PRODUCTHEAD: Yanking, coupling, bubbles and massive gaps

PRODUCTHEAD: Yanking, coupling, bubbles and massive gaps

PRODUCTHEAD is a regular newsletter of product management goodness,
curated by Jock Busuttil.

product on the ladder #

every PRODUCTHEAD edition is online for you to refer back to


tl;dr

Rank stacking has fallen out of favour because it breeds internal sabotage and mediocrity

Orgs drift between varying degrees of horizontal and vertical ‘coupling’

We are arguably in 3 AI bubbles: speculative, infrastructure and hype

Better methods than roadmaps exist when there’s a broad gap between vision and execution


hello

As part of my product management coaching, I invite the people I coach to start with a self-assessment of their skills. I don’t expect everyone to be an expert at everything; that’s not how people get into product management from other disciplines. Rather, by exploring the skill areas where the individual feels they are capable or otherwise, it can be a useful conversation starter and a way to delve a little deeper.

The self-assessment system is not particularly complex. I wrote about it on the blog and made it available under a Creative Commons licence (CC-BY-NC 4.0) for others to use. I created it as a response to a request to ‘stack rank’ the product managers on my team, a practice I strongly objected to. My making the measurements multi-dimensional, I was still able to assess my team while making it nigh on impossible for senior management to stack rank them.

For you this week #

The first article from Margaret Heffernan (hat tip to Emily Webber) describes why rank stacking (or ‘rank and yank’) was a terrible idea. Forced ranking systems, once widespread and advocated by leaders like Jack Welch at GE, frequently caused internal competition, sabotage, and overall organisational dysfunction. Instead of fostering ambition, the system often encouraged employees to seek safety, conformity and mediocrity, and was ultimately dropped by GE.

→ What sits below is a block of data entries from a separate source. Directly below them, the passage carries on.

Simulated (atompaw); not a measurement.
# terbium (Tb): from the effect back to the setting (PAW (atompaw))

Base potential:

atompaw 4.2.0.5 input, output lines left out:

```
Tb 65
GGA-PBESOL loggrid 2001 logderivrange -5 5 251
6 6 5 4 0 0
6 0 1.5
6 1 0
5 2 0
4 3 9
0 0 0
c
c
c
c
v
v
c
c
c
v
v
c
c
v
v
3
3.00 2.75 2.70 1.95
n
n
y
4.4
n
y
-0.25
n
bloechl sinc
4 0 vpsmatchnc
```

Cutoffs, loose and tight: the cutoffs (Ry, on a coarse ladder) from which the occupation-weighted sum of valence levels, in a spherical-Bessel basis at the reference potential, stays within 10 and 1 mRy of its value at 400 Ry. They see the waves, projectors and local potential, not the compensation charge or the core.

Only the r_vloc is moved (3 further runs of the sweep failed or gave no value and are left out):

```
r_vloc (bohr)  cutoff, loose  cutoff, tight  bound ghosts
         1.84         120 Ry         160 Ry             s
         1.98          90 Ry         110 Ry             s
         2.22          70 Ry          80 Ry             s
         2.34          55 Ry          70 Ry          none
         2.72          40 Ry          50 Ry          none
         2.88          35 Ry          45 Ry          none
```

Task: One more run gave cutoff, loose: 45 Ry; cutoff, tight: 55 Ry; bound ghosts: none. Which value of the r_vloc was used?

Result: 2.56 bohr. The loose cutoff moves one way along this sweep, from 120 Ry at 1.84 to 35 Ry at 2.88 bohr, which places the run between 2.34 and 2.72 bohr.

John Cutler is musing on the right amount of ‘coupling’ for organisations. There’s vertical coupling (connection to the big picture/control) and horizontal coupling (cross-team dependencies). Leaders are often insulated from high horizontal coupling, while front-line teams swim (drown) in dependencies. However, the ‘right’ amount of coupling varies from organisation to organisation, and on context.

Faisal Hoque argues that we’re in three AI bubbles: speculative, infrastructure, and hype. Unless you’re trading on the value of AI companies, or in the business of building data centres, you probably don’t need to worry too much about the first two bubbles, Hoque writes. Just as with earlier tech bubbles, the companies that will survive are the ones that figure out how that over-hyped tech can meet actual user needs.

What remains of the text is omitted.